Just so no one thinks I’m hysterical – this isn’t 1984. This is 2013. This is the information era, in which our lives are increasingly recorded, traceable, digitized. And in this era, no one should be surprised by the dilemma America faces in light of recent revelations.

Leaked documents published in June in The Guardian and The Washington Post reveal an ongoing National Security Agency (NSA) program entitled Prism, under which the NSA has access to the servers of major Internet corporations like Google, Microsoft and Apple, as well as users’ search histories, emails, chats, and file attachments. The NSA was also revealed to be collecting the phone records of every Verizon customer.

In the aftermath, White House officials ran damage control, citing the surveillance as constitutional under the Patriot Act, as vital to national security and infuriatingly, as completely normal in the post-9/11 world.

Americans should be far more disturbed than they are now. The NSA is not specifically or even categorically targeting threats – it takes blanket access to every Internet user, every Verizon customer’s personal information. There is no method. There are unprecedentedly few constraints. It is true that much of this collated information goes unused – but that does not justify the policy of surveilling everyone and hoping to catch a break. White House claims of the programs’ indispensability are ill-substantiated and seem to rely on American apathy rather than evidence. And they are succeeding.

It is ironic to me that we, the nation paranoid of government overreach, are so silent now. Yes, Americans can be hypersensitive when it comes to government interference in private lives (I’m looking at you, healthcare and gun control). Yes, there is legitimate need for surveillance of potential threats. Yes, much of our personal information is already in the hands of others, either because we publicize ourselves online or because we grant it to a company in exchange for a service, like insurance (or, indeed, phone service) or because it is necessary for a government process, like taxes.

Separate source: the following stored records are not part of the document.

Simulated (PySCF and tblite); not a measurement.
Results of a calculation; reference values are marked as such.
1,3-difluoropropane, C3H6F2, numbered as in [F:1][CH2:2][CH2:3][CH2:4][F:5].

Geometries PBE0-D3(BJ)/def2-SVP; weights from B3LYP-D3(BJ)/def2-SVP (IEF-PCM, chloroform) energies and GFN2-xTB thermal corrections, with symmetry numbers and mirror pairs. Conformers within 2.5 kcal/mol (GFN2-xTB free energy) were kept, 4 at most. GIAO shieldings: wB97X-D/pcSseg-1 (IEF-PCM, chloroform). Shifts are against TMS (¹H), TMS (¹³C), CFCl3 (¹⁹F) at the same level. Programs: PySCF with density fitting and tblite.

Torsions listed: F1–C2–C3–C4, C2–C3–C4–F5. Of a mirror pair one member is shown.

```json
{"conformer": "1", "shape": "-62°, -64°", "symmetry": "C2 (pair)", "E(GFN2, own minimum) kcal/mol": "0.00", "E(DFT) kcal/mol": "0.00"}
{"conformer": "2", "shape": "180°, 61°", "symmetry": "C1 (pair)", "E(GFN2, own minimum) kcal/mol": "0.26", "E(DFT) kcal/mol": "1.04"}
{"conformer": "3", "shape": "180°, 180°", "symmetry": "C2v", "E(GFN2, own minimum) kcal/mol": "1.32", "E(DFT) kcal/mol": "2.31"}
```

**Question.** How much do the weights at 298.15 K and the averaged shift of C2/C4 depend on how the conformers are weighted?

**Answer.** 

But this systematically unsystematic gathering of information makes my skin crawl. It exceeds rational limitations and abuses the availability of information to justify taking possession of it. To be clear, I’m not afraid of my government. I don’t believe that this sweeping surveillance will have much direct impact, positive or negative, on most Americans’ lives. But we should not forfeit our right to private information without just cause. I’m not astounded that with such unprecedented amounts of information at their fingertips, intelligence officials want all they can get. But we have to draw a line and limit surveillance to what is necessary and effective.

This isn’t the time to cry wolf on America turning into a dystopian police state. This is the time to urge a reevaluation of surveillance methods in the information age. It is the time be the “check” in checks and balances and exert our right of petition. Send a letter to our congressional representative, or more conveniently, sign the StopWatchingUs protest online and a sample letter will automatically be sent to Congress, demanding greater transparency, intelligence policy reform and investigation into the unnerving, unjustified and un-American actions of the NSA.